Map Your Farm application provides a "one-stop shop" for geospatial data provided by participating organizations.

Oxford County, Ontario, received an Award of Excellence at ESRI Canada's annual ESRI Regional User Conference in London today. Alex Miller, President of ESRI Canada, presented the award in recognition of the county's efforts in creating an interoperable geospatial portal. The portal provides the agricultural community with data and maps for nutrient management planning, environmental farm planning, applying for incentive funding, and addressing local zoning provisions. More than 200 GIS professionals were on hand for the presentation, which was one of the highlights of the conference.

"With the county of Oxford's geospatial portal, organizations have made their GIS data available to the agricultural community through a one-stop Web application," said Mr. Miller. "While the Map Your Farm is the window to the data, organizations supplying data can maintain and host their data through their own Web map services. The Map Your Farm application provides all of the data and maps from participating organizations in one location."

In 2005, through an innovative project sponsored by GeoConnections, the county of Oxford, together with private sector partner, ESRI Canada, and several government sector organizations have adopted new federal standards in geospatial Web service interoperability, published by the Canadian Geospatial Data Infrastructure (CGDI). The project has resulted in the re-engineering of Oxford County's Map Your Farm application to support Web Map Services (WMS) and Web Feature Services (WFS). It has also supported the creation of WFS and WMS services by project partners to host data that was previously hosted at Oxford County.

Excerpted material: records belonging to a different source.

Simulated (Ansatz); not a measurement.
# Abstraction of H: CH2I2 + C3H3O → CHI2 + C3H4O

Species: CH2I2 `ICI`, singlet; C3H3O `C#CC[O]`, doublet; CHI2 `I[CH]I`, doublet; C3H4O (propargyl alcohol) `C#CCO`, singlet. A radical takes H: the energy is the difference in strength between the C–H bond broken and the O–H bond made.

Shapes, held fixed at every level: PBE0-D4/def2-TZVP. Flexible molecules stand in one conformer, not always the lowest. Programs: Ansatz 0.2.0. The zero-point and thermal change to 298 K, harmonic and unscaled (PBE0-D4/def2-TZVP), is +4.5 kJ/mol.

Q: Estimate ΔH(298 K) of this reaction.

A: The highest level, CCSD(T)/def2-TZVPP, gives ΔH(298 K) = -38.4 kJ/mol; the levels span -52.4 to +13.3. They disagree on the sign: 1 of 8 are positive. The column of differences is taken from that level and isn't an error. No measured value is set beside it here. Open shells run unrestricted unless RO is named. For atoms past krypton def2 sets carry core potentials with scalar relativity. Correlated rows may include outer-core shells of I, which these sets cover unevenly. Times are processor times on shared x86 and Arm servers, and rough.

In order to offer this Internet mapping site, the Oxford County previously needed to acquire digital geospatial datasets from Conservation Authorities, provincial ministries, and federal government departments. This acquisition of data was time-consuming, as it required negotiation of data licenses with each organization, transfer of data sets, and on-going provisions to ensure that updates to the data are provided to the County to maintain currency of information.

Today, the county's Map Your Farm remains the access point into this data but some of the datasets are hosted by other government organizations, and offered through their own Web map services as part of the portal. The result is that farmers and others can easily view and print maps of their properties showing information hosted from map services from different government organizations.